Content-type: text/html ~ Stephen's Web ~ Learning by Creating

Stephen Downes

Knowledge, Learning, Community

Jul 10, 2009

Originally posted on Half an Hour, July 10, 2009.

Responding to Bud Hunt, who writes, "that writing, or at least composition, remains about the closest thing to learning in a bottle that I’ve found so far." Shared as part of the document here.

Well, widely construed. 'Composition', certainly, or 'creativity' more generally.

- in the process of preparing for presentations, which includes the preparation of diagrams and/or photos, and the authoring of slides, I learn a huge amount.

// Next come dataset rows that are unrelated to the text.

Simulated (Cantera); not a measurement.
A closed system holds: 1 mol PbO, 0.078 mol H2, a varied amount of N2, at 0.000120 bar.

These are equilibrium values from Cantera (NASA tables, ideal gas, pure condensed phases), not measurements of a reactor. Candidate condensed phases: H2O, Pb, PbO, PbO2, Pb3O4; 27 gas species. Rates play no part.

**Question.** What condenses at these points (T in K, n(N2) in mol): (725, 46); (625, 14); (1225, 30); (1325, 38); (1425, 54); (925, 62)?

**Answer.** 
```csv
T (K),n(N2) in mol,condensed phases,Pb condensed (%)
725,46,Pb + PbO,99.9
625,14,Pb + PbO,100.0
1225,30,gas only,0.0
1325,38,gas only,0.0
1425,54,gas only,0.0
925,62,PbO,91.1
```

- the practice of taking photographs regularly has taught be a great deal not just about photography but also about flowers, trees, bugs and birds

- creating videos (especially., eg. my Bogota video, which involved a lot of production) help me find themes and generalizations in my experiences

- writing software has been enormously educational to me, with lessons in everything from nomenclature and logic to data structures, communication and interaction, and conceptualization, all in addition to learning how to program.

- writing OLDaily, which is a series of short posts, has taught me not only how to write concisely, but also to be more observant, to establish a rigorous and regular research practice, and to communicate with a wider community

- carpentry - for example, the building of a set of shelves and window-box, in addition to finishing a room, taught me how to use power tools, about materials (strengths and properties), about design and decoration, and about furniture building.

- gardening has taught be about plants and insects (and especially how to control lily beetles organically), about soil and weather and botany, about landscaping, and also about process and patience

This is my learning. I know that others learn through creativity in their own right.

Many people, for example, learn through working on mechanics and machines. 'Zen and the Art of Motorcycle Maintenance' captures the way the physical practice of manipulating metal and rubber contains wider life lessons.

I think that, in general, creativity in its various forms - writing, film-making, etc. - is a much more powerful form of learning than any sort of passive receptivity or information transfer. Learning, as you say, in a bottle.